27. Next, the DRC Judge analysed which regulations should be applicable as to the substance of the matter. In this respect, he confirmed that in accordance with art. 26 par. 1 and 2 of the Regulations on the Status and Transfer of Players, and considering that the present claim was lodged on 21 February 2020, the January 2020 edition of said regulations (hereinafter: Regulations) is applicable to the matter at hand as to the substance.
28. The competence of the DRC Judge and the applicable regulations having been established, he entered into the substance of the matter. In this respect, the DRC Judge started by acknowledging all the above-mentioned facts as well as the arguments and the documentation submitted by the parties. However, the DRC Judge emphasised that in the following considerations he will refer only to the facts, arguments and documentary evidence, which he considered pertinent for the assessment of the matter at hand.

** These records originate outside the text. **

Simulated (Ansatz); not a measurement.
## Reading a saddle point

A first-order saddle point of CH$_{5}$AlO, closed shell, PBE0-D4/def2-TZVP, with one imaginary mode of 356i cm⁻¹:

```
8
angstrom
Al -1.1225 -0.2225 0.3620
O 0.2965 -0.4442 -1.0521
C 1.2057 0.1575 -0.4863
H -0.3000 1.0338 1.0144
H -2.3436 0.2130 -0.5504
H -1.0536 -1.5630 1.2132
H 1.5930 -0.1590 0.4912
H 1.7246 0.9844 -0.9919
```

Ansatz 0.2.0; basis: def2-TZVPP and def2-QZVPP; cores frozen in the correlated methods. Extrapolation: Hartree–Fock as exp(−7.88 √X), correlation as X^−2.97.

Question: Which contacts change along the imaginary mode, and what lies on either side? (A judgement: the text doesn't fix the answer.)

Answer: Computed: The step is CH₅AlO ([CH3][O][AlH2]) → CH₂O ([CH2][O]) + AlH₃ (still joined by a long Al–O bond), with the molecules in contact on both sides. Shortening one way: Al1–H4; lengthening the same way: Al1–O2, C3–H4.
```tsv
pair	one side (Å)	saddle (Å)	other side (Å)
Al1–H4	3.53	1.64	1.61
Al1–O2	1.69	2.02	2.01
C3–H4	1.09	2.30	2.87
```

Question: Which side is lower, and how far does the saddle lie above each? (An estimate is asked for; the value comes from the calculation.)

29. The DRC Judge first acknowledged that the player and the club signed an employment contract on 18 February 2019 valid until 30 November 2021. Moreover, the DRC Judge recalled that, according to the player, the club unilaterally terminated the contract on 4 November 2019. Similarly, the DRC Judge took into account the club’s position who, inter alia, argued that it never issued the unilateral contract termination.
30. In continuation, the DRC Judge established that the primary issue at stake is determining whether the club unilaterally terminated the employment contract and, if so, on which date and whether it had a just cause to do so. In this respect, the DRC Judge deemed it essential to make a brief recollection of the parties’ arguments regarding the contract termination.
31. In this context, the DRC Judge firstly highlighted that the player had provided two documents both allegedly dated 4 November 2019 entitled “Unilateral Termination of Contract for Just Cause” and “Mutual Contract Termination” respectively. In addition, the DRC Judge recalled that in his replica, the player argued that the club itself acknowledged that it had requested FIFA to terminate the contract on two occasions.
32. Having said this, the DRC Judge noted that according to the club, the player was absent from training from 28 October 2019 and left the country on 4 November 2019. As per the club, the DRC Judge noted, it was the player who had breached the contract, and not the club.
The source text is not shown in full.